30.5 Comparisons and graphics
“Painting is easy when you don’t know how, but very difficult when you do.”
Looking at graphics involves making comparisons—comparisons with expectations, comparisons within graphics, comparisons between graphics. A well-structured layout helps.
30.5.1 Types of comparison
Comparisons may be made between different variables for the same individual cases. They could be different measures (e.g., Figure 14.4 and the top plot of Figure 33.2) or the same measure taken at different times (e.g., top right of Figure 12.1). The comparisons may be improved by looking at differences or ratios as well as the measures themselves.
Comparisons can be made between different subsets or groups, between one selection and the rest of the dataset, between a selection and the whole dataset. These comparisons may be made by distributional forms (Figures 8.9 and 8.14), by features (Figure 10.7) or by statistics (e.g., Figures 11.11, and 25.8, shown again in Figure 30.13).
In statistical analysis it is common to specify a particular comparison, for example whether two means can be taken to be equal or not. In exploratory analysis many comparisons are made, some explicit that are of interest in advance and some that arise because they stand out. There may be a large number of groups that could be compared in a large number of ways, as with the fuel efficiency data in Chapter 17.
Comparisons may be made with a variety of graphics, some perhaps more informative than others, but all contributing. In Chapter 26 the votes for parties in two German elections were initially compared by barcharts, then by a barchart of percentage changes between the elections, then by an UpAndDown plot of relative and absolute changes.
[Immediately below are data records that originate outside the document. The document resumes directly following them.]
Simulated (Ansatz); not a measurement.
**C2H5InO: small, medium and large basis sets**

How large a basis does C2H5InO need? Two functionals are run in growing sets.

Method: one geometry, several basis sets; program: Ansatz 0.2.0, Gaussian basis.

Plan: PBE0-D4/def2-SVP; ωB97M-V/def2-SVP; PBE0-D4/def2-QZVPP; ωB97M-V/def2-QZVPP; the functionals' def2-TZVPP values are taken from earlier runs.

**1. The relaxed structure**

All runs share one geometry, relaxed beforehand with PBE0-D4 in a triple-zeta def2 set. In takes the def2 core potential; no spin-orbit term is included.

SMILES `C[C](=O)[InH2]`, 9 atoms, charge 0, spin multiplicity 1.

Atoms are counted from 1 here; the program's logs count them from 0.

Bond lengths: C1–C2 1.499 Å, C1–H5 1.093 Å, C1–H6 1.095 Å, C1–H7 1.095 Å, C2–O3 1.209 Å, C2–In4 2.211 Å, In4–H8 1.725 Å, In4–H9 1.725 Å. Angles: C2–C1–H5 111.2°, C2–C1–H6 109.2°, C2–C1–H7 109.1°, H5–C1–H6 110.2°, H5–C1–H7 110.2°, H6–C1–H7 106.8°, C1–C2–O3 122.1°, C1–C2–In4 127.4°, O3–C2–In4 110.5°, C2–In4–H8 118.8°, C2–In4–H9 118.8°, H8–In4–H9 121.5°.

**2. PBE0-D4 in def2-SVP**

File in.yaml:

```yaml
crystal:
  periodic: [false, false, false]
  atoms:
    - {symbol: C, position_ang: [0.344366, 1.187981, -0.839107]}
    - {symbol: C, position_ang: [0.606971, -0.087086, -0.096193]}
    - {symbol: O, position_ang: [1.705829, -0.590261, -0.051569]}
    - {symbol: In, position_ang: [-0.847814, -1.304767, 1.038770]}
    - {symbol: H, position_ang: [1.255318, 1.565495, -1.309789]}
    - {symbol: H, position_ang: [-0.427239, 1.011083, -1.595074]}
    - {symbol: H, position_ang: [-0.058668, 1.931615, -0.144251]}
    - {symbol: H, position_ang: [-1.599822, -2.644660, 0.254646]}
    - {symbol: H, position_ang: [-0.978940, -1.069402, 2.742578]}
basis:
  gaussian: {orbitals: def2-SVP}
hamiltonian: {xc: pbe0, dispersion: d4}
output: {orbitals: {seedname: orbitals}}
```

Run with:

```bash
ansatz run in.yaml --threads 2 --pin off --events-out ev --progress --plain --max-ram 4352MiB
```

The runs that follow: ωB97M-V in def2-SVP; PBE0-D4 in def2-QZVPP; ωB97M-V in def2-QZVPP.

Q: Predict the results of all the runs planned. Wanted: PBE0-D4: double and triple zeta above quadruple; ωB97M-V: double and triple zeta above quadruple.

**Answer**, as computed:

Comparisons must be made precise, both in the definitions of the groups being compared and in the features or statistics used to compare them, and they must be checked thoroughly (cf. §32.3).
30.5.2 Superposition, juxtaposition, and faceting
Graphics can be compared by putting them on top of one another (superposition) or by putting them beside or above one another (juxtaposition). Figure 8.3 juxtaposes histograms of chess ratings for active and inactive players picking out the peak at 2000 well. Figure 8.4 superposes density estimates of the same data showing the overall difference in distributions better, but the peak is harder to see. The plots are redrawn in Figure 30.14.
Colour (occasionally shape or form) can be used to distinguish the parts of superposed graphics. The order of drawing is crucial as the last group drawn will be on top (e.g., Figures 10.2 and 21.13). For comparisons of many groups, faceting by placing them on a grid is a practical alternative. Much depends on how separated the groups are.
Superposition is good for comparing time series that look similar (e.g., Figures 2.4 and 24.10), for comparing density estimates of different groups (e.g., Figure 8.15), and for scatterplots in which groups are separated (e.g., Figure 18.9). It is not effective when overlapping occurs, as with histograms or barcharts where juxtaposition is better (e.g., Figures 7.2 and 3.14).
Juxtaposition can be better for crowded scatterplots (e.g., Figure 4.4 rather than Figure 4.3, both shown again in Figure 30.15 with the slight change that the plot on the right now includes ghostplotting to provide context for the individual regions). The disadvantage of juxtaposition is the extra amount of space needed if all plots are full size.
Grids in faceting are constructed using conditioning. Order the conditioning variables and categories to place groups of interest together (Figure 23.4). Ghostplotting works well for faceted scatterplots by including comparisons of each individual group with the rest of the data.
These approaches are not mutually exclusive. Ghostplotting is often useful with faceting (e.g., Figure 18.10). Superposition and juxtaposition were used together in Figure 9.9. Figures 6.10 and 16.10 use superposition, ghostplotting, and juxtaposition.
30.5.3 Advice
Whichever objects are to be compared should generally be on the same scales, carefully aligned, and close together. Scales can be the same because they are measured in the same units, when differences in levels are emphasised (e.g., Figures 8.10 and 10.3, drawn again in Figure 30.16), or because they have been standardised to a common scale, when distributional shapes are compared (e.g., Figures 3.13 and 21.9). There are many possible standardisations (cf. §28.2.2).
Alignment of axes and placing objects together makes comparisons easier. The doubledecker plot of Titanic survival rates by passenger class and crew department in Figure 25.8 shows the higher survival rate of passengers over crew, the decline in survival rate by passenger class, and the relatively high rate of survival of the deck crew (because they manned the lifeboats).